Born in 1950 and a graduate of Reading University, Robert Kershaw joined the Parachute Regiment in 1973.
He served numerous regimental appointments until selected to command the 10th Battalion The Parachute Regiment (10 PARA). He attended the German Staff College (Fuhrungsakademie) spending a further two years with the Bundeswehr as an infantry, airborne and arctic warfare instructor. He speaks fluent German and has extensive experience with NATO, multinational operations and all aspects of operations and training.
His active service includes several tours in Northern Ireland, the First Gulf War and Bosnia. He has exercised in many parts of the world and served in the Middle East and Africa. His final army appointment was with the Intelligence Division at HQ NATO in Brussels Belgium.

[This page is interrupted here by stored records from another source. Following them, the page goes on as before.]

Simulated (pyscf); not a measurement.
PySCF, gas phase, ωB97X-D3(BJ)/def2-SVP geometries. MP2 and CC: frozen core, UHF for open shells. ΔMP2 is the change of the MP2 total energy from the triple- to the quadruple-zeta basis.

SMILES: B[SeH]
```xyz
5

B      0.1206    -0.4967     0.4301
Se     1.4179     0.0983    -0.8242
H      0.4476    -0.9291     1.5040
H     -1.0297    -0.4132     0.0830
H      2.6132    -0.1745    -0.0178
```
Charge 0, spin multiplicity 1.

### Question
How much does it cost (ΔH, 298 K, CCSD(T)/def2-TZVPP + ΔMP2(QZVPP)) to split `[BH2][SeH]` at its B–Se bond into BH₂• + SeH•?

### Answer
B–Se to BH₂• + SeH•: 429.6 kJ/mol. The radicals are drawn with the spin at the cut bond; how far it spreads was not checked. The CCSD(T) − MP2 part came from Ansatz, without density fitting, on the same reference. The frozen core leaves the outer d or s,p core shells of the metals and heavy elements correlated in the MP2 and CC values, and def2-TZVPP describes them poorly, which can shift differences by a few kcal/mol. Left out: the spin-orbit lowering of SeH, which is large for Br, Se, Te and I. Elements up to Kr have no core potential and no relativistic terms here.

On leaving the Army in 2006 he became a full-time author of military history as well as a consultant military analyst. He has written a paper on the military impact of HIV AIDS for Cranfield University and more recently was the historical editor for ParaData, an on-line archive for the Parachute Regiment and Airborne Forces.
He has written ten books, also now in paperback with titles printed in the UK, US, Germany, Holland, Russia, Lithuania, Spain, Hungry, Poland and Australia.
- It Never Snows in September. (1989) The German view of Operation MARKET-GARDEN. (UK, US and German, forthcoming in Holland).
- D-Day. Piercing the Atlantic Wall. (1994). (UK, US and Poland).
- War Without Garlands. (1999). Operation Barbarossa 1941-2. (UK, US, Russia and Lithunaia).
- Red Sabbath. (2005). The Battle of the Little Bighorn 1876. (UK).
- Tank Men. (2008). The human story of tank crews at war. (UK, Russia, Spain, Hungary and Australia), paperback 2009.
- Never Surrender (2009). The story of the British Second World War Generation.
- Sky Men (2010). The human story of soldiers that go to war from the air. (Spain)
- A Street in Arnhem (2014) . The story of the battle of Arnhem from the perspective of what could be seen and heard from one road leading from Oosterbeek to Arnhem. (UK and Holland).
- 24 hours at Waterloo. The battle as viewed by British, Allied, French and Prussian soldiers as they are individually tracked across the battlefield from Midnight to midnight on 18th June 1815.
- 24 hours at The Somme. July 1st 1916, the first bloody day of the battle of the Somme, seen at trench level from the perspective of both the British attackers and German defenders.
He has recorded for BBC radio and interviewed on numerous TV documentaries including Dutch TV and National Geographic, and published a number of magazine and newspaper articles including The Times, The Sunday Times, Sunday Telegraph and Daily Telegraph. Two of his books were serialised in the Daily Mail and Daily Express.